Whether you want to help low-income clients with their legal problems or prepare Thanksgiving baskets for people in need, you’ll find a service niche at William & Mary Law School. Our students’ initiative and their desire to serve, combined with the Law School’s citizen-lawyer tradition, produce a broad array of service opportunities.
Pro bono service – unpaid, non-credit bearing legal assistance to those unable to pay – takes many forms at William & Mary. Recent initiatives include:
- Eviction Diversion Program: Law students help low-income tenants facing eviction in this partnership involving the Greater Richmond Bar Foundation, Housing Opportunities Made Equal, Central Virginia Legal Aid Society, and pro bono attorneys.
- Students for the Innocence Project (SFIP): Law students raise awareness about wrongful convictions, conduct exonoree outreach, and assist The Mid-Atlantic Innocence Project with prevention and correction of wrongful convictions.
- Wills for Seniors: Students work with attorneys from the law firm of Williams Mullen to conduct intake interviews and help prepare, execute, and witness wills for clients referred by the Peninsula Agency on Aging.

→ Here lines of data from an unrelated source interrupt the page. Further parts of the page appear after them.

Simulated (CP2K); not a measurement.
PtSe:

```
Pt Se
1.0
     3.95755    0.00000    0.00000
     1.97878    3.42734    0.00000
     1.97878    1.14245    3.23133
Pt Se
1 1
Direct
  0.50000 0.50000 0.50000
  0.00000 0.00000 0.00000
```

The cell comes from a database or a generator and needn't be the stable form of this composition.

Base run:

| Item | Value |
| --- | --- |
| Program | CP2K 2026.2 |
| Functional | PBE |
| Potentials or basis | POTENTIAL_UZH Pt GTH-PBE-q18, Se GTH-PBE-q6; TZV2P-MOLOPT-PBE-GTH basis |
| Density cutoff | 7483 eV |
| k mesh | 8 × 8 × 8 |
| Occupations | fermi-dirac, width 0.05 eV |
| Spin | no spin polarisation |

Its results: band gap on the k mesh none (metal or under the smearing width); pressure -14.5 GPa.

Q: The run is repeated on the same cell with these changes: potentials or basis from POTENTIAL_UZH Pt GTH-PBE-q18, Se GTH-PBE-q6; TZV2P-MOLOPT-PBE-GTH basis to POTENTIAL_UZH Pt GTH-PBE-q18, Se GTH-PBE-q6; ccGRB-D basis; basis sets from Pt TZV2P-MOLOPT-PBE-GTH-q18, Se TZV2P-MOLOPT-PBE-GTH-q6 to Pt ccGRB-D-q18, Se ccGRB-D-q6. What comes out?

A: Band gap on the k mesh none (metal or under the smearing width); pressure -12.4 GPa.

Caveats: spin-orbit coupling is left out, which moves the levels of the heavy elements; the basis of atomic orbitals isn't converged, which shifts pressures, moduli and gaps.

The range and breadth of our students’ nonlegal community service is as diverse as our students themselves. They volunteer on campus, in greater Williamsburg, in their home communities, and throughout the United States and the world. Indicative of students’ volunteerism is their participation in the Law School's Community Service Program (CSP), through which students pledge at least 35 hours of community service. Students who satisfy their pledges are recognized at the graduation awards ceremony and receive a certificate.